A sit down with Coach Jim Eyen.

Spending the last three weeks at training camp, I have had the pleasure of meeting many new and interesting people. Most of the people that garner all the attention are much taller than I am, and get paid to dribble a round leather ball. Coach Jim Eyen of the Sacramento Kings is not taller than I am, nor does he now or has he ever played professional basketball. His insistence on greeting me, an outsider, every time I’ve see him, with a smile and pleasant hello, sparked my interest in him. Here is The Purple Panjandrum’s interview with the very interesting and extremely intelligent Sacramento Kings assistant coach Jim Eyen.

A sit down with Coach Jim Eyen.
Marcus Landry and Coach Jim Eyen

TPP: This is your second year with the Kings, but you’ve spent most of your career with Coach Mike Dunleavy. How has the transition to a new coaching staff been?

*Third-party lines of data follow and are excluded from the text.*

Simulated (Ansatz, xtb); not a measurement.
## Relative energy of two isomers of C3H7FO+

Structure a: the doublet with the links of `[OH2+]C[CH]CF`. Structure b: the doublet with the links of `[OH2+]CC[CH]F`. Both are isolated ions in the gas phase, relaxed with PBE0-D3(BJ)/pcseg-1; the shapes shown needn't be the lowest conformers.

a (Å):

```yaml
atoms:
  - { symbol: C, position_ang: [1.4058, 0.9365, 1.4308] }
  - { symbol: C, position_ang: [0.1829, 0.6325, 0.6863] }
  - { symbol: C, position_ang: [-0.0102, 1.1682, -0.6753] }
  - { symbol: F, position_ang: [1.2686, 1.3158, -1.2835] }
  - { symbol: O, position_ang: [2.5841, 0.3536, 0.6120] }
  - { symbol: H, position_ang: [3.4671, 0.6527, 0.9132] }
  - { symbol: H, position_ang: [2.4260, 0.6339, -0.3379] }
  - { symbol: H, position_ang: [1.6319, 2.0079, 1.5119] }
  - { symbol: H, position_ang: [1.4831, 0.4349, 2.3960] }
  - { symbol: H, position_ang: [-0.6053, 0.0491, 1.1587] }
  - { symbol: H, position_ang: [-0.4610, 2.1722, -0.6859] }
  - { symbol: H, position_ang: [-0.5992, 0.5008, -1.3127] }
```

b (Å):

Coach Eyen: I think it’s been terrific. I think what Paul (Coach Westphal) brings to the team and the organization is a very positive approach and I think it is particularly helpful with our young guys. I think he’s got great experience in the game. He’s got a great ability to communicate with the players and I think he is laying a very solid foundation for this young team.

TPP: What exactly is your role or your duties as an assistant for the Kings?

Coach Eyen: Paul has us wear a couple of different hats, but primarily it would be game preparation as it relates to our defense. I just try to make sure that we are prepared for every game, particularly guys that have not been in the league a long time. We try to familiarize them with the league and how we like to approach every game.

TPP: I’ve seen you here with a laptop working with the players on film study. Is that one of your primary teaching tools?

Coach Eyen: Sure, I’ll pull a player after practice and we’ll pull some clips and some film work, particularly over the defense and look at them either on the ball or off the ball and grade them a little bit with our coverages and things like that.

TPP: What is the life of an NBA assistant coach like and how do you carve your niche?

Coach Eyen: I’ve been fortunate to work with some very good people- Don Casey, Pat Riley, Mike Dunleavy and now Paul. I hope as I’ve been in the league, I’ve created my niche and that I am able to bring something to the table at every stop that I have been. It’s really a matter of enjoying what you do and I enjoying teaching the game and competing. Night in and night out, it’s a competition and if your mind set is any different than that, then you are in for a long season. If your focus is that and you enjoy what you do then the season goes by quickly.

TPP: Is your hope to be a career assistant or do you have aspirations of other things?

Coach Eyen: I enjoy what I do right now. I don’t think that there is a way to track to be a head coach. It’s not as though you do something different from what you do in order to eventually become a head coach. I think you do what you do and you do it well and when an opportunity surfaces then you try to take advantage of that.

TPP: How do you deal with the fact that you are not an ex-NBA player and you are surrounded by a staff of ex-players? How do you fit in?

Coach Eyen: My niche is my experience. I played the game but I didn’t play it at the professional level. I still am able to teach the game as anybody else would. I’ve coached at all the various levels- I’ve coached at the high school level, junior college and the four year college level and so I’ve been coaching over thirty years and this is my twentieth in the league. So I guess what I hang my hat on is my experience and my ability to teach the game and motivate players and work with players. I think I’ve created my niche doing those types of things.

TPP: Where has been your favorite stop on your NBA tour?

Coach Eyen: It’s always your current stop. (laughing) It doesn’t get any better than this.

Like many other coaches before him, Coach Eyen is hoping to make Sacramento a long term stop for he and his family. As a twenty year NBA coaching veteran, he has spent time with the Clippers, the Lakers, the Bucks, the Trail Blazers, back to the Clippers and now with the Kings. This is the life of an NBA assistant coach and after spending a little time with him, he seems like one of the good guys.

Coaches come in all shapes and sizes. The Kings are perhaps one of the more open-minded teams in regards to how they build a coaching staff. Coach Eyen is just one of a very diverse group that includes basketball legend Pete Carril, ex-NBA players Mario Ellie and Truck Robinson, and newcomer Otis Hughley. Kings front office employees and ex-players Bobby Jackson and Shareef Abdur-Rahim are also important members of the pre-season camp run by head coach Paul Westphal. Outside of Coach Westphal and Pete Carril, Jim Eyen is the most experienced coach on staff. His approach is cerebral in nature and he uses his experience both to teach and advise players. I hope you enjoyed getting to know a little bit more about Kings assistant coach Jim Eyen, I certainly did.